Electron correlations in two-dimensional small quantum dots

TL;DR

This paper investigates how electron correlations affect the ground state properties of small two-dimensional quantum dots, revealing significant changes in spin structure and the destruction of certain ordered states.

Contribution

It introduces a combined Hartree-Fock and second-order perturbation approach to analyze electron correlations in quantum dots, highlighting effects overlooked by mean-field methods.

Findings

Correlations qualitatively alter the ground state's spin structure.

Correlation effects can destroy Hund's rule in quantum dots.

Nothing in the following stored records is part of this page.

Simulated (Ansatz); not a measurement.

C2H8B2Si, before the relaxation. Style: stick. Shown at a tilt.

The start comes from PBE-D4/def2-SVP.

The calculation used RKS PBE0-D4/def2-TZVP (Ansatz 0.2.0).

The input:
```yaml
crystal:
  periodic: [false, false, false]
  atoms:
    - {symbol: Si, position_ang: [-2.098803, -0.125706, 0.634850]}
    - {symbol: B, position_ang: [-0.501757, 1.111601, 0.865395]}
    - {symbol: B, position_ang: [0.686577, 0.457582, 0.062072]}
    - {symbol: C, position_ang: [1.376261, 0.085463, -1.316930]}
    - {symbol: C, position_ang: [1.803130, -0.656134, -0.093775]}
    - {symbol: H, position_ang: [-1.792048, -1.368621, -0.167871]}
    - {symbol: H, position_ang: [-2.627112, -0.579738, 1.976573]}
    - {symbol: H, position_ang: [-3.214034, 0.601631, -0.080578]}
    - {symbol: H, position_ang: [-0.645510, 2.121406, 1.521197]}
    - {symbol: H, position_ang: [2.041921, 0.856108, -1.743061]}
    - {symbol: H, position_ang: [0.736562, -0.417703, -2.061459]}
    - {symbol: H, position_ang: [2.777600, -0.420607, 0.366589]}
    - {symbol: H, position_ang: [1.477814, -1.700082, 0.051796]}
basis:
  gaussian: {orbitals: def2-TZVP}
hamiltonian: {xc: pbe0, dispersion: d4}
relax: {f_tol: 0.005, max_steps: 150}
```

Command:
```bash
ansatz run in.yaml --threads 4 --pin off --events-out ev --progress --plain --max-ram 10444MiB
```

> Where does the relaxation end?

Static spin-density waves are suppressed by electron correlations.

Abstract

We consider circular and elliptic quantum dots with parabolic external confinement, containing 0 - 22 electrons and with values of r_s in the range 0 < r_s < 3. We perform restricted and unrestricted Hartree-Fock calculations, and further take into account electron correlations using second-order perturbation theory. We demonstrate that in many cases correlations qualitatively change the spin structure of the ground state from that obtained under Hartree-Fock and spin-density-functional calculations. In some cases the correlation effects destroy Hund's rule. We also demonstrate that the correlations destroy static spin-density waves observed in Hartree-Fock and spin-density-functional calculations.